Several prominent fashion companies are taking a positive step toward environmental conservation and protection of human rights.

US-based apparel behemoth Ralph Lauren and L Brands, parent company of lingerie specialist Victoria's Secret, have pledged recently to trace the sources of wood pulp used in their releases to avoid procuring from regions that contribute to rainforest destruction or violate the rights of indigenous people. This comes as rising cotton prices are pushing up demand for wood-based alternatives such as rayon, modal and viscose.

The companies are the latest additions to the growing number of fashion brands supporting Rainforest Action Network's (RAN) "Out of Fashion" campaign. The organization helped develop sourcing policies Ralph Lauren and L Brands. The endeavor requires companies to investigate their supply networks and cease working with sources from the most destructive regions by the end of the year.

Fashion brands H&M, Zara, ASOS, Levi Strauss & Co. and UK-based designer Stella McCartney have adopted similar policies. Last year, Stella McCartney partnered with Canada-based international environmental nonprofit group Canopy to encourage clothing companies to stop sourcing fabrics produced from ancient and endangered forests.
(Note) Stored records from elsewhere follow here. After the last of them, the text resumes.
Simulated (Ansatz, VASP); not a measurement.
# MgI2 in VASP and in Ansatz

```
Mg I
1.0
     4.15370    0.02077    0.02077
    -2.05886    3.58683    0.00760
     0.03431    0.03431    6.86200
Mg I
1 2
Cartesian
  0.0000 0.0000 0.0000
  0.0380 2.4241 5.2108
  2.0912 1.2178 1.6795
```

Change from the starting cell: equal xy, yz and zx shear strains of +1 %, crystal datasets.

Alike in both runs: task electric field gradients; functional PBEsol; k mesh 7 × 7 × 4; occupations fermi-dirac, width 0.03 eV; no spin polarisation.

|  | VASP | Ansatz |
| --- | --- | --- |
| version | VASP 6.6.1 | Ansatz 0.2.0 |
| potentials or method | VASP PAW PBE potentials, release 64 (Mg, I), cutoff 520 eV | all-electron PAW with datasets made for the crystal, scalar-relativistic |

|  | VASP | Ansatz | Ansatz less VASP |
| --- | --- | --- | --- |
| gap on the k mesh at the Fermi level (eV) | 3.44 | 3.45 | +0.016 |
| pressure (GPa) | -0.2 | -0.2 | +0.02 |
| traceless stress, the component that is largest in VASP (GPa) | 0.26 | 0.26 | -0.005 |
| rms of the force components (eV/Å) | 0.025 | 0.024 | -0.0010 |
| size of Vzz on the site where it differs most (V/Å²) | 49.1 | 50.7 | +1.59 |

According to RAN, wood pulp production can involve clearing forests to build eucalyptus plantations and taking land traditionally used by indigenous communities. The issue is particularly a threat in Indonesia, a major producer of wood pulp and the world's largest producer of palm oil. Online forest monitoring website Global Forest Watch estimates that the Southeast Asia nation lost up to 18.5 million hectares of forest cover from 2001 to 2014.